This story starts with someone in my campus residence almost hitting me with a cane. That someone is the only blind people I had met over the last few years. Going from this, I started wondering about the way blind people walking with difficulty in the street with their cane, could benefit from technology to improve how they perceive their environment. Eyevoice is an application that aims at helping the blind in their everyday life.
What it does
The app connects to a camera that is streamed over a server. After that Eyevoice relies on Machine Learning to be able to recognize what's happening around the user at any time and send him/her audio hints with updates about their surroundings e.g where are the objects and people in the images.
How we built it
We trained a model relying on FaceNet among other to be able to find and reveal information about the user surroundings. The input comes from a camera (embedded in glasses/phones) and is transmitted via our app to be analyzed and then inferred on. Then we use voice capabilities widely available on phones to transmit audio hints to the user.
Challenges we ran into
The main challenge was trying to build the entire pipeline with glasses at first, we pivoted to using a phone. Another challenge was also in objects/people recognition.
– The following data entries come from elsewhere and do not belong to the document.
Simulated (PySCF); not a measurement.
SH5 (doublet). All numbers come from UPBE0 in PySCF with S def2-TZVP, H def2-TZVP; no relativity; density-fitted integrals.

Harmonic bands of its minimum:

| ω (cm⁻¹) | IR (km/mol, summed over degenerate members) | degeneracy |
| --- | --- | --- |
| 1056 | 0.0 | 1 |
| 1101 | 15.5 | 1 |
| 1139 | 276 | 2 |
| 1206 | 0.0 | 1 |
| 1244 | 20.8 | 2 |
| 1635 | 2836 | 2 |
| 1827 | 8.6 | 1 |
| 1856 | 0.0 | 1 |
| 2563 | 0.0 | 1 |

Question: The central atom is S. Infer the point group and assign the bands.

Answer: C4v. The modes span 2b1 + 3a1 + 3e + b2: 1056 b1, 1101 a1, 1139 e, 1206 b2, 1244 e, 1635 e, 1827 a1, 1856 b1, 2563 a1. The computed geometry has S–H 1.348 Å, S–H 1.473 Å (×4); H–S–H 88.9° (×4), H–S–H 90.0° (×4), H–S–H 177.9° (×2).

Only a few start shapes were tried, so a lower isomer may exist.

Accomplishments that we're proud of
- We were able to take live video and count how many people there are on every frame
- We were able to accomplish the basic use case of audio feedback about the user surroundings
What we learned
What's next for EyeVoice
It would be interesting if we could build use glasses with embedded cameras that are connected to our server instead of a phone. That would be more convenient. Also, we could add other options like description of places where the user is, an option of calling automatically their favorite number if they get lost (which tends to happen quite a lot) etc.